Since we know the expected sum, all we have to do is loop through all the values and sum their values. The different between this sum and the expected sum is the duplicate value.
EDIT: As other's have commented, the question doesn't state that the range contains all of the integers ... in this case, you have to decide whether you want to optimize for memory or time.
If you want to perform the operation using O(1) storage, you can perform an in-place sort of the list. As you're sorting you have to check adjacent elements. Once you see a duplicate, you know you can stop. Optimal sorting is an O(n log n) operation on average - which establishes an upper bound for find the duplicate in this manner.

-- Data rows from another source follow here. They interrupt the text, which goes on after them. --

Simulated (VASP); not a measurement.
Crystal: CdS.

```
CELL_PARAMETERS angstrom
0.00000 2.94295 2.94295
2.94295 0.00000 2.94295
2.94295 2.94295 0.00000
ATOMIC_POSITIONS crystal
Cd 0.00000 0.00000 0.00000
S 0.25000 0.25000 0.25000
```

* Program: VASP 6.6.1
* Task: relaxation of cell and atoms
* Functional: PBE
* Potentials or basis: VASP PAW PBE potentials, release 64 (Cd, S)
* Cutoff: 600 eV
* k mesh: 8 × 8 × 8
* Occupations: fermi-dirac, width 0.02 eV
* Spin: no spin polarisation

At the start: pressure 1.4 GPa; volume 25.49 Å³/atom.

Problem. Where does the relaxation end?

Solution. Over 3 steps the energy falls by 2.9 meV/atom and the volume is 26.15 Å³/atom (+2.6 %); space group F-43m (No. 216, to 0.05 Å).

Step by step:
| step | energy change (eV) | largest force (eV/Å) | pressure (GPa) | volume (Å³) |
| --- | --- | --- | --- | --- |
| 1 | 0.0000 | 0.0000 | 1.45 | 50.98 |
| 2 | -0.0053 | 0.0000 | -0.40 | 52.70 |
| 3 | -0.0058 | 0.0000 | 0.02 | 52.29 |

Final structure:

If you want to optimize for speed, you can use an additional O(n) storage. Using a HashSet (or similar structure), insert values from your list until you determine you are inserting a duplicate into the HashSet. Inserting n items into a HashSet is an O(n) operation on average, which establishes that as an upper bound for this method.
you may try to use bits as hashmap:
1 at position k means that number k occured before
0 at position k means that number k did not occured before
pseudocode:
0. assume that your array is A
1. initialize bitarray(there is nice class in c# for this) of 1000000 length filled with zeros
2. for each num in A:
if bitarray[num]
return num
else
bitarray[num] = 1
end
The time complexity of the bitmap solution is O(n) and it doesn't seem like you could do better than that. However it will take up a lot of memory for a generic list of numbers. Sorting the numbers is an obvious way to detect duplicates and doesn't require extra space if you don't mind the current order changing.
Assuming the array is of length n < N (i.e. not ALL integers are present -- in this case LBushkin's trick is the answer to this homework problem), there is no way to solve this problem using less than O(n) memory using an algorithm that just takes a single pass through the array. This is by reduction to the set disjointness problem.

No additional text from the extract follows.